Modern web development demands a proactive approach to security, and one of the most effective tools in our toolbox is a Content Security Policy (CSP). CSP helps mitigate a wide array of attacks, especially Cross-Site Scripting (XSS) and data injection (“defacing”), by tightly controlling which resources can be loaded by your site. For Drupal-based projects, installing and configuring Security Kit (drupal/seckit
) is a smart and easy way to begin enforcing these critical protections.
We’ll explore why CSP matters, how to implement it with SecKit in Drupal, and how this impacts your workflows — particularly the way marketing teams configure third-party integrations.

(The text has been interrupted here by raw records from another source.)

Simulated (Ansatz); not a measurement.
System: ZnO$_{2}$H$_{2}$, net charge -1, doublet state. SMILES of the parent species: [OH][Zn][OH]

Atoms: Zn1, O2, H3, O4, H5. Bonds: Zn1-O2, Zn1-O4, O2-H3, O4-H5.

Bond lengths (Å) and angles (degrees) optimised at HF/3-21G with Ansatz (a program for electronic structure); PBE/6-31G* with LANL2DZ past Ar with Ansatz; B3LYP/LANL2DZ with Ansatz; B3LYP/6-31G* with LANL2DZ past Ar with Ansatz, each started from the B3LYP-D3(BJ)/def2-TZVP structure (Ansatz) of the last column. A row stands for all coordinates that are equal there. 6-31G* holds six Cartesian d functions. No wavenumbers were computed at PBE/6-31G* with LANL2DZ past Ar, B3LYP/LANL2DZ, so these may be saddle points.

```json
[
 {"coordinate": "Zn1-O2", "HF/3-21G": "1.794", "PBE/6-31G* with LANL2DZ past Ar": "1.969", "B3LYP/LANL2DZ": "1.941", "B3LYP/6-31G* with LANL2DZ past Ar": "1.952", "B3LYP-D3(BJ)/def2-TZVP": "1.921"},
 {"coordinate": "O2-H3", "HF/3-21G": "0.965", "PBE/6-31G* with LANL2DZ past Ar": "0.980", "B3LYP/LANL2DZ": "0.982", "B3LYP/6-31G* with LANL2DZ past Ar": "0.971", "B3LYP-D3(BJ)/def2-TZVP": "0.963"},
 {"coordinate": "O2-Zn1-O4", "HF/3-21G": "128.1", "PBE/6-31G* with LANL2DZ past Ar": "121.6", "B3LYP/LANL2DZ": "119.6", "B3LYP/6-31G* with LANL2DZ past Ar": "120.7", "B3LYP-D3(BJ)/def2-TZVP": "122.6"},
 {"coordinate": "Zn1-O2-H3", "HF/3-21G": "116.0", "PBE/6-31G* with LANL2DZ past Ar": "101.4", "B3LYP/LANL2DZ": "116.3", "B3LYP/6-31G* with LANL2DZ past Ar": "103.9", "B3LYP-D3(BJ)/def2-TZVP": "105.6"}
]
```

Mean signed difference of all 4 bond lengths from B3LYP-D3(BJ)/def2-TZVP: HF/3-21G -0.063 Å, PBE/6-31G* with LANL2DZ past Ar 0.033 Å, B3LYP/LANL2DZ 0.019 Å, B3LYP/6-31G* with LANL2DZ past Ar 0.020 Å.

Why CSP and SecKit Matter for Security
CSP is a W3C standard that acts like an allowlist for content sources — scripts, images, styles, etc. — that your site is allowed to load. Anything not explicitly allowed is blocked by the browser. This helps by:
- Preventing XSS attacks: Stops malicious scripts from executing within your site.
- Protects user data: Disallows connections to untrusted domains.
- Exposes policy violations: Communicates, via logging, in the browser console when a disallowed service is trying to interact with your site.
The SecKit module lets you configure a wide range of HTTP security headers, including CSP, with a Drupal-friendly UI (and via configuration files, of course). It centralizes security policy management and makes it easier to standardize protection across environments.
How to Set Up SecKit and CSP in Drupal
- Add and install SecKit (
drupal/seckit
) - Configure CSP
- Navigate to
/admin/config/system/seckit
. - Under the “Content Security Policy” section, begin defining allowed sources for scripts, styles, images, etc. Example:
script-src 'self' www.googletagmanager.com
- These are typically listed out in your third party’s docs like this page for Google Tag Manager
- Navigate to
- If you’re not yet ready to completely block third parties, you can set this to “Report-Only Mode”. This optional feature will allow you to monitor violations via browser tools or configure a
report-uri
endpoint to log issues.
CSP Changes the Game for Marketing Ops Integrations
Obviously, there’s a catch: CSP will break most third-party services out of the box since you’re straight up blocking any third party URL that is not specifically listed in the allowlist. That means your marketing ops’ analytics tools, chat widgets, video embeds, CRMs, and any other marketing scripts that rely on connecting to your site without identification (i.e., are not added to the allowlist) will be blocked. Therefore, this requires a fundamental change in how these services are integrated but at an interpersonal and production process level.
New Communication Process
To avoid misfires between marketing ops and IT, teams will need to adopt a structured workflow:
- Marketing adds a new service
- Marketing submits a request for a new service (e.g., HubSpot, Arcade, Marketo, a new GTM-/ATM-enabled feature).
- Requester finds and shares the documentation link and intended usage.
- Not all services have legible or sufficient docs, so you might find you’ll need to contact your customer representative to acquire the complete list of directives.
- Engineering team adds the URLs
- An engineer reviews the vendor’s documentation for CSP directives and updates the SecKit CSP configuration.
- Validation & Review
- In an environment where the third parties are meant to be enabled, test the new provisions.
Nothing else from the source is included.